Rev. Brian F. Linnane, S.J., president of Loyola University Maryland, sent this message to the campus community on Oct. 29, 2018:

The horrific shooting in a Pittsburgh synagogue on Saturday illustrates how deeply seeds of hatred have been sown throughout our society. This act of violence, which took the lives of 11 individuals in a sacred space, comes on the heels of last week’s shooting in Kentucky, where two African American individuals were shot and killed in a supermarket after their alleged shooter tried to enter a predominantly black Baptist church. We must work to combat the mindsets that lead to these acts of evil in our world.

Each of us has a role in creating a society where all persons are welcome, included, and valued. Particularly for our Loyola community, which gathered on Friday to hear Holocaust survivor Eva Mozes Kor share her powerful personal story, it is deeply troubling to see that anti-Semitism and racism continue to pervade our communities.

Today, our thoughts, prayers, and pledge of ongoing support for the future are with all the Jewish members of our community, as well as our friends at the Bolton Street Synagogue, which partners with Campus Ministry in its annual pre-fall interfaith pilgrimage. Our faith tradition is strengthened and our community richer through the connections we build with individuals of all beliefs, including Judaism. This Thursday we will welcome members of Baltimore’s Jewish community to campus for the Cardin Lecture, which explores topics in the humanities pertinent to the Jewish and Christian traditions, particularly in the area of Jewish-Christian relations.

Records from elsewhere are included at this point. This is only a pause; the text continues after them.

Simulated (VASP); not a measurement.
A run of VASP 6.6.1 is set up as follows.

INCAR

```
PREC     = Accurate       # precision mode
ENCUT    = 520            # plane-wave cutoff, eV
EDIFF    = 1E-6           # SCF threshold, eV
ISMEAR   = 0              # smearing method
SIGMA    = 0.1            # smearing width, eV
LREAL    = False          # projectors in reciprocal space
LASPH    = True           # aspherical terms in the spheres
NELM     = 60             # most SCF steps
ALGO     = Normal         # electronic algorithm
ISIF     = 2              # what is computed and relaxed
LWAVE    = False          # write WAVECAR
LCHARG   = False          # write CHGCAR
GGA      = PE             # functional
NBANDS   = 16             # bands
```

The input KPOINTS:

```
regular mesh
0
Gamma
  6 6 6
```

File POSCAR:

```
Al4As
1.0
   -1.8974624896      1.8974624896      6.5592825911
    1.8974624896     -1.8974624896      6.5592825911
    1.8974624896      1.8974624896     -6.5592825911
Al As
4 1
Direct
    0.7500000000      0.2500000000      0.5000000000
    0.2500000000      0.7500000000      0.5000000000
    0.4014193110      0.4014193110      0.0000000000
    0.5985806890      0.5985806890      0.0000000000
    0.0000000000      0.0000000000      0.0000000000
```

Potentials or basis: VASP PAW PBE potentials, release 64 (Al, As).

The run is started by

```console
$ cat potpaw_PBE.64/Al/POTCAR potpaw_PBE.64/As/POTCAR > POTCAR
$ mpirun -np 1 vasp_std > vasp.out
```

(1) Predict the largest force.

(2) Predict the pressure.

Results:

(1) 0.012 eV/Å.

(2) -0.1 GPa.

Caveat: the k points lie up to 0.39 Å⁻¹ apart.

As a Jesuit, Catholic university, we continue to try to advance interfaith dialogue and ensure our community fosters an environment for individuals of all faiths to live, work, learn, and worship. I invite you to come together in prayer as a community at 3 p.m. on Tuesday, Oct. 30, on the Quad.

As Rabbi Hillel said, “If I am not for myself, who will be for me? If I am only for myself, what am I? And if not now, when?”

Let us pray for all those affected by these acts of violence and speak out against racism and anti-Semitism. With hope and compassion, may we continue to work as individuals and as a community to promote justice and peace.